THE London public school attended by the British intelligence officer and Soviet spy Kim Philby (1912-1988) is planning a move that he would have approved of as a Marxist. Westminster School, which nestles next to Westminster Abbey and whose annual boarding fees of £41,607 are more than most British people earn, is to appoint enforcers of equality and diversity from amongst its pupils.
In an update circulated to former pupils, Westminster’s Challenging Racism Committee (CRC) says it is ‘planning to appoint year-group equality representatives, who will receive training from experts in diversity and unconscious bias to capture and report any racist incidents involving pupils and offer support’.
The CRC, which ‘was established with representatives from the staff and pupil body, the Governing Body and HR department’, has been ‘reviewing and implementing our response to the Black Lives Matter movement, which has affected us all, and as such, wanted to give an update on progress to date and thoughts for the future’.
Thoughtful Westminster parents are surely going to wonder what offering ‘support’ over ‘any racist incidents involving pupils’ will mean in practice. Those familiar with Marxist euphemism are likely to be concerned that the new diversity representatives will see their role as being to root out racism by denouncing fellow pupils suspected of it to the school authorities. Whatever their son or daughter’s ethnic background, will parents out of their taxed income (if they are domiciled in the UK) want to spend around £30,000 per year for a day pupil or £40,000 for a boarder on having their teenager turned either into a politically correct commissar or the subject of denunciation for ‘unconscious bias’?

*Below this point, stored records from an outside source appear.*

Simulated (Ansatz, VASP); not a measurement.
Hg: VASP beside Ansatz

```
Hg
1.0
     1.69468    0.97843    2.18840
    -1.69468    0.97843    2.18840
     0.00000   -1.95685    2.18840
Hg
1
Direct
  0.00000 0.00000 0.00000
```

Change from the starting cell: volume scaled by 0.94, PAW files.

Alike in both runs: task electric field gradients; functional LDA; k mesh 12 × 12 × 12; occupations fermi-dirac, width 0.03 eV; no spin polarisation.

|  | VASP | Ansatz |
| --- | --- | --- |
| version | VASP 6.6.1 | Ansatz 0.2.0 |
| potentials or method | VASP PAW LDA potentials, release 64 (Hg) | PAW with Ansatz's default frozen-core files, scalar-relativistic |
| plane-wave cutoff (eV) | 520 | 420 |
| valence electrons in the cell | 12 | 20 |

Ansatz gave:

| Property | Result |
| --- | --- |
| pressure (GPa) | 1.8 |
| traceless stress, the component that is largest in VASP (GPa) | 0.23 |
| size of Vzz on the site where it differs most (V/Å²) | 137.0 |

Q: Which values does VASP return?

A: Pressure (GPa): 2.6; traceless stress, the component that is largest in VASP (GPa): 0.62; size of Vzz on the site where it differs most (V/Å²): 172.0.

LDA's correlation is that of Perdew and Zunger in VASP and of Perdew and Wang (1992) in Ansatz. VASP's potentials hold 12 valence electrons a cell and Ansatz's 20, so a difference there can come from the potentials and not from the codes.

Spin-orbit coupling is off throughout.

Parents concerned that Westminster is going to sacrifice academic rigour for ideological purity are unlikely to be reassured by this part of the CRC update: ‘Regarding changes to the curriculum, the Deputy Head (Academic) attended the most recent CRC meeting. He noted that some of our curriculum content is limited by syllabuses that are defined by examination boards, and changes here will be in the long term.’
Then there is the question of what will happen to the spirit of free intellectual inquiry at the school. Will pupils be allowed to analyse the formation of particular cultures within some ethnic groups in Western society and to evaluate such cultures intellectually and morally? For example, white supremacists in the US form a nasty, anti-Semitic and often violent, but fortunately small, sub-culture within the American white population.
Presumably, a Westminster pupil would not get into trouble for pointing that out. But would he or she get into trouble for talking about the role that political correctness played in making the police reluctant to investigate Asian grooming gangs targeting white girls for sexual exploitation in England?
A former Director of Public Prosecutions, Ken Macdonald, conceded that point in an interview with John Humphrys on BBC Radio 4’s Today programme in 2017. After 18 people in Newcastle were convicted of or admitted to child sexual exploitation, Macdonald, a Liberal Democrat peer, said: ‘There has been in the past a reluctance to investigate a category of crime that people might believe attaches to a particular community in circumstances where men may be targeting young women.’
Humphrys said: ‘In other words we’re talking about – by and large – Muslim men who have been targeting white girls.’ Macdonald: ‘Yes, exactly.’
Humphrys then asked if ‘political correctness’ had ‘interfered with the course of justice’. Macdonald reiterated that cases had not been looked into as they should have been.
How would a Westminster equality and diversity commissar react if he or she overheard a fellow pupil agreeing with Lord Macdonald?
The evangelical hymn writer Charles Wesley (1707-1788) attended Westminster School. Jesus, the Name High Over All is one of his most celebrated hymns. It includes the following verse: ‘Oh, that the world might taste and see the riches of His grace! The arms of love that compass me, would all mankind embrace.’
This hymn is thus asserting that everybody in the world, whatever their ethnic, cultural or religious background, needs the eternal salvation which God’s one and only Son, Jesus Christ, uniquely achieved for all humanity through his sin-bearing death on the Cross.
Under the regime planned by the CRC, could a Westminster pupil who has ever sung that in their church find themselves being reported to their school authorities for a diversity violation?